Why homes will pay Sh6bn electricity fine

Energy Cabinet Secretary Charles Keter. FILE PHOTO | NMG
Energy Cabinet Secretary Charles Keter. FILE PHOTO | NMG 

The Sh5.7 billion fine that Treasury will pay Lake Turkana Wind Power in penalties for failing to build a transmission line to its farm will be recovered from electricity consumers from next year.

Energy Cabinet Secretary Charles Keter told Parliament that funds, shaved off from the Constituencies Development Fund (CDF), will be recovered within a period of six years starting June next year.

Kenya had committed to start paying a monthly fine of Sh700 million through consumer bills should it fail to link the mega wind farm to the national grid by January this year.
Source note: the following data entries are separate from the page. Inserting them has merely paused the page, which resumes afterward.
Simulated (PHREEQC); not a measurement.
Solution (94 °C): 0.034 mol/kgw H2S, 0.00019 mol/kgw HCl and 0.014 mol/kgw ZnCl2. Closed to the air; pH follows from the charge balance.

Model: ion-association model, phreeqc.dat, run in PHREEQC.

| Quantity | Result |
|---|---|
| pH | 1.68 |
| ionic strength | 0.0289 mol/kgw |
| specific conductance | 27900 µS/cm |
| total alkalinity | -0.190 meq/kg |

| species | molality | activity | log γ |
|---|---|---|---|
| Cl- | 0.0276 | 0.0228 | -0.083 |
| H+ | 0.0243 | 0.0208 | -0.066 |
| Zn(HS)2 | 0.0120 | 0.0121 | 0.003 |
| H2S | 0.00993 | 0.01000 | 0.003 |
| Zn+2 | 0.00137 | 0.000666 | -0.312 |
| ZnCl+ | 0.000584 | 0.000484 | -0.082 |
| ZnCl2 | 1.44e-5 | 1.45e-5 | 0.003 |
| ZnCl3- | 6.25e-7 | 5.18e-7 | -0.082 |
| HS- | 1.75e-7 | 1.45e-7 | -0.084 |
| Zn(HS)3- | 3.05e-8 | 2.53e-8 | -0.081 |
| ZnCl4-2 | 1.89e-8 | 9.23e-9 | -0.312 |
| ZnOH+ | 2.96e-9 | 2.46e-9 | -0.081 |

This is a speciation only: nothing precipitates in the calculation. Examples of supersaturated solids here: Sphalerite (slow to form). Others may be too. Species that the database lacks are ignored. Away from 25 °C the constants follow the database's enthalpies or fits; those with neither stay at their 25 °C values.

The government failed to meet that obligation with the line, currently 70 per cent complete, expected to be ready next May, forming the basis for negotiations to defer fines payment for idle power.

The State has allocated the Sh5.7 billion in a supplementary budget to be wired to the power producer.

“We have to pay the money to avoid the financers of the wind power project invoking a section of the contract that would have seen a partial guarantee from the African Development Bank (AfDB) called,”said Mr Keter.

Delays in making the payment could have seen the AfDB pay €20 million (Sh2.4 billion) to the owners of Turkana Wind Power and financiers of the 300 megawatts wind plant under guarantee agreement.

The AfDB pay was to be triggered by the risk of Kenya Power failing to pay Lake Turkana on delays of the transmissions line. The pay could have hurt Kenya’s credit rating.

Homes and businesses will pay the Sh5.7 billion surcharge through their power bills, equivalent to Sh0.1 per kilowatt hour (kWh) spread over the six- year period.

Energy ministry officials said that the agreed surcharge with the investors stands at €638,889 (Sh78.6 million) per month, adding up to the Sh5.7 billion.

The wind farm, the largest in Africa with a capacity of 310 megawatts — enough to power up to one million homes — was supposed to inject the first 50 megawatts to the grid last October and the whole capacity by July this year.

But delays in construction of the 428-kilometre power line has hampered electricity evacuation from the northern town of Marsabit to Suswa substation in Narok, the country’s main interchange for power coming from different sources.

This has left the wind farm developers with stranded power amid pressing cash needs such as loans repayment, an obligation that taxpayers will shoulder.

Consumers will also pay another Sh4.6 billion to a special fund created at the Treasury to cushion the wind farm investors from losses, bringing the total consumer costs, outside the normal electricity bill, to Sh10.3 billion.